My H and I moved across the country 4 months ago so I could take a new job, and he has not been able to find any work. Let me rephrase that. He has not gotten a job. He has sent out tons of resumes, maybe had like 2 interviews, but that's it. I think he's holding out for his ideal job, but we just desperately need money. I have been covering ALL of our bills (including his personal credit card bills, etc.), and I don't really make enough money to do this. I find myself becoming completely disgusted by him...he sits at home all day every day while I bring home the bread. He has lots of work experience, is extremely professional and intelligent, he just can't/won't find a job. At this point I don't even care if he has to wash cars or flip pizzas or something...the strain is becoming unbearable, and it's making me become even more emotionally distanced from him.
Thing is he has never pulled his weight financially in our marriage. Since the day we met I've been the primary breadwinner. I thought after nearly 10 years of being together this would eventually change, but it hasn't. I am not looking to be "taken care of" in any way--I like working and have no intention of stopping or anything like that--it just gets taxing being the ONLY one who can contribute to savings, buy groceries, etc. We're in our 30s and because of this financial drain, we are nowhere even close to being able to think about buying a house, cars--anything. I feel like I'm in the same place I was when I was 24, only *I'm* making a fine salary...I'm just covering someone else's expenses seemingly indefinitely.

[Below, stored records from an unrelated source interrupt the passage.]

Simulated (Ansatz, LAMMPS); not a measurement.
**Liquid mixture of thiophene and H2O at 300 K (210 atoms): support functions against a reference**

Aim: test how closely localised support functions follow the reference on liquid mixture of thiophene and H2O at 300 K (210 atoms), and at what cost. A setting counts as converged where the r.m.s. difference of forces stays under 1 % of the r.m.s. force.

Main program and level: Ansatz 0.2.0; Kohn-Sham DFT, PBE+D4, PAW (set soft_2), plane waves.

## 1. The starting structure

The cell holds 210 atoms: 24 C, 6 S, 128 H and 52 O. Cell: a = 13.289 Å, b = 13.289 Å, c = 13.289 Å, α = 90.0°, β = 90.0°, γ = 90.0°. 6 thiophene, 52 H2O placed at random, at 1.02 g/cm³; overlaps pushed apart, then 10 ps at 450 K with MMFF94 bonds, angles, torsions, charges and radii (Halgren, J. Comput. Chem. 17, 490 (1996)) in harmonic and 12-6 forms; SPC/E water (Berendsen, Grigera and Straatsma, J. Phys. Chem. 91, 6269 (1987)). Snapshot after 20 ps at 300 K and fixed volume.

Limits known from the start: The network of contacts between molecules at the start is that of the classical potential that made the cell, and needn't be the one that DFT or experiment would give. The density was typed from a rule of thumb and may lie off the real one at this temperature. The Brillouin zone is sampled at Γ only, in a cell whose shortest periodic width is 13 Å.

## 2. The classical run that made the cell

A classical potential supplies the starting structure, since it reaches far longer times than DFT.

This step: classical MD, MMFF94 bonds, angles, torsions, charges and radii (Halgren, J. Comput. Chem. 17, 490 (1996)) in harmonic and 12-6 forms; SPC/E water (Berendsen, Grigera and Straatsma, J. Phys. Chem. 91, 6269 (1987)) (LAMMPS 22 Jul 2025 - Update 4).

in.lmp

Can someone give me some advice? Has anyone dealt with anything like this? Am I being unfair/impatient? I have tried to talking about it to people before but they are quick to label me "materialistic," which I think is unfair. I've been working my a$$ off since I was 16, and I just want to be working TOWARD something...not living paycheck to paycheck. And have financial issues in your M ever led to overall marriage problems. Truly ANY advice/tough love would be much, much appreciated. Thanks.